Saturday, July 14, 2018

Earliest Hominins Outside Africa

Shangchen is a palaeolithic archaeological site in Shangchen village, Lantian County, Shaanxi, China. Stone tools found at the site and dated to 2.12 million years ago, now are considered the earliest known evidence of hominins outside Africa, surpassing Dmanisi in Georgia by 300,000 years. Shangchen was occupied for 850,000 years, with the newest tools found dating to 1.26 million years ago. No hominin fossils have been found.

Location

Shangchen is located in and named after the village of Shangchen, Yushan Town, Lantian County, Shaanxi, about 50 km (31 mi) southeast of the provincial capital at Xi'an. The archaeological site is on the cliff faces of a gully in the Loess Plateau. Because loess is a soil made by extremely fine particles blown in by the wind, all larger rocks found in loess deposits had to have been carried in by humans or other animals.

Discovery and Excavation

Lantian County is where fossils of the Homo erectus, now called Lantian Man, were discovered in 1964. The oldest fossil, a skull, was initially dated to 1.15 million years ago. In 2001, geologist Zhu Zhaoyu and other scientists began researching the site again, and determined that the skull was 1.63 million years old.
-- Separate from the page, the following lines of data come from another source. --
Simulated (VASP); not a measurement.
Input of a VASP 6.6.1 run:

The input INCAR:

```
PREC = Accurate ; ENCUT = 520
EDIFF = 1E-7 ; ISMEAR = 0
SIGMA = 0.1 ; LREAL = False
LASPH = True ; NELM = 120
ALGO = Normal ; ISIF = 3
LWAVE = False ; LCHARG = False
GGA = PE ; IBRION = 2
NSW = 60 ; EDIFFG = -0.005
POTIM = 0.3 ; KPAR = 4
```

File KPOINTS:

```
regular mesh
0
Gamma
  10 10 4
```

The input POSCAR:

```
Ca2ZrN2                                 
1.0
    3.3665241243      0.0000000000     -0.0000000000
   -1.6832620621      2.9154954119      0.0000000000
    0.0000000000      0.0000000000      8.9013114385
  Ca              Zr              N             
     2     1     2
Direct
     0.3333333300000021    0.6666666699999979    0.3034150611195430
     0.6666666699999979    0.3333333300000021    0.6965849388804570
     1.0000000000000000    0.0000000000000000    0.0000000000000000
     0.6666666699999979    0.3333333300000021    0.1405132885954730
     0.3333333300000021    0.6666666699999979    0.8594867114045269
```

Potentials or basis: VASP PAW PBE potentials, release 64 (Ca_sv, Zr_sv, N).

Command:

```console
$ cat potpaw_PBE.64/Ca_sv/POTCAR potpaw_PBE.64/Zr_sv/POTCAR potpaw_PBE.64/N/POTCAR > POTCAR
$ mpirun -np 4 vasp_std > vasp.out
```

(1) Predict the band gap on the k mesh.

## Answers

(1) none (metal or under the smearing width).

Zhu's team surveyed the region around the fossil site, and discovered stone tools buried deep in the side of a gully in Shangchen, less than three miles away. The team, later joined by British paleoanthropologist Robin Dennell in 2010, thoroughly searched the gully and excavated the site between 2004 and 2017, and their findings were published in July 2018 in the journal Nature.

Findings at Shangchen

96 stone tools have been found at Shangchen, including flakes, points, and cores. They were found in 17 artifact layers. The oldest of the tools date to 2.12 million years ago, while the newest date to 1.26 million years, indicating that the site was occupied (not necessarily continuously) for 850,000 years. Some of the tools were found with bone fragments of animals including deer and bovines. Even older remains may still lie undiscovered, as the deepest layers at Shangchen are inaccessible as of 2018 because of farming activities.

The findings are highly significant as they represent the earliest evidence of hominins outside Africa, surpassing Dmanisi in the Caucasus region of Georgia, which was the previously known oldest hominin site outside Africa, dating to 1.85 million years ago. It is also older than the Yuanmou Man, the oldest hominin fossils found in East Asia, dating to 1.7 million years.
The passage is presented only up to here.